Gibbes Movie Night News
Thursday, April 26, 2007
Save the Audobon Octavo!
Today is a very special day for Roswell Eldridge, who's made it a mission in life to help keep the books of John James Audobon intact. (The nature artist's gorgeous pictures are removed from his books and sold for 4-figure sums). Eldridge prefers to make digital copies of the art and keep the endangered Octavos - those books that combine art and text - intact.
To mark Audobon's 222nd birthday, Eldridge is throwing a 24 hour virtal party. The festivities begin at www.audubonoctavos.com, with a colorful 2 minute slideshow explaining the plight of the lesser spotted Octavo; then visitors can skip to Eldridge's main site, where he's holding a draw for a signed, framed, Eldridge-Audubon Print of either the Whooping Crane or the Sandhill Crane.
Monday, April 23, 2007
Night at the Upcountry Museum
This morning I filmed an interview with Max Heller, the 88-year-old former mayor of Greenville who was the primary force behind the city's change from a grungepot ("there was grass growing on Main Street," he said) to a thriving, corporation-luring hive of activity.
Arriving here in the US in 1938, he reflected calmly on American anti-Semitism: "It was minimal. Nothing seemed bad to me after Hitler."
This afternoon I hung out at the Upcountry History Museum that I'm shooting footage for on behalf of Michael Schaffer Productions (I'm the cameraman and Director of Photography). I got a chance to see production drawings of the Museum's different areas and it's amazing to watch the bare walls become large-scale exhibits. Having said that, riht now it's a lot like me first thing in the morning - the lights are on but nobody's home.
Walking through the place after those lights had been turned out, I half expected a dinosaur skeleton to start chasing me as in Night at the Museum. Or at least, considering this is the Upcountry, a wild hog and a runaway Nascar automobile. It didn't happen though. Ben Stiller has all the luck.
Sunday, April 22, 2007
Greenville, SC
This week I'm in Greenville, filming interviews and other excerpts for the new Upcountry History Museum that's due to open in September. A couple of exhibits will cover the role of religion and the Civil Rights struggle in upstate South Carolina, which has led me to meet some fascinating people.

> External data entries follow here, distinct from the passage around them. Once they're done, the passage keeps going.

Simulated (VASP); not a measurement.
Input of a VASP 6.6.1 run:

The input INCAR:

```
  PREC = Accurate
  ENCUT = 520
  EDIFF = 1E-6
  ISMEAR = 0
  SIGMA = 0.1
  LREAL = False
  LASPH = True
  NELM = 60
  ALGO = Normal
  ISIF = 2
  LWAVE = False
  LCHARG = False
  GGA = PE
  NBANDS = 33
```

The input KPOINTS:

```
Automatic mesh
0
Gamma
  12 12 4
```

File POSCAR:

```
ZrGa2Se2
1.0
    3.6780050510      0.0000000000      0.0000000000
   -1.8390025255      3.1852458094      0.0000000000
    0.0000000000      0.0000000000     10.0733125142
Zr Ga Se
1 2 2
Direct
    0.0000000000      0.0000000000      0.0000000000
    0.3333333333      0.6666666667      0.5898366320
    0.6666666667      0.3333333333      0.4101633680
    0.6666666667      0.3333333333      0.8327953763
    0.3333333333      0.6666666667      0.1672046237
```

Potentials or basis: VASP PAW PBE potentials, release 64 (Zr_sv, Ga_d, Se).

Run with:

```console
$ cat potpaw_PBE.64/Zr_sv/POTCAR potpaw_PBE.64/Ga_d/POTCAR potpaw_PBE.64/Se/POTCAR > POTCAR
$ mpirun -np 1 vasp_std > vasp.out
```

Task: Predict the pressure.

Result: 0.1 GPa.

Guided by my inquisitive producer Michael Schaffer, I've documented a number of "firsts" - the first school to voluntarily integrate down here (St. Anne's Catholic School in Rock Hill), the first African American student to attend a Greenville school that was all-white in the early 60s, and many more.
Driving around, we've filmed many of the churches, religious signs and billboards in the area to show the breadth of biblical fervor here. Finding a church in Greenville is as easy as finding a hair on a dog. Although the camerawork's kept me busy, I've still found time to go downtown to Main Street, a cool area with falls, a park and a nifty suspension bridge. For the locals, all those prayers seem to have paid off - G'ville's an up-and-coming, happening place.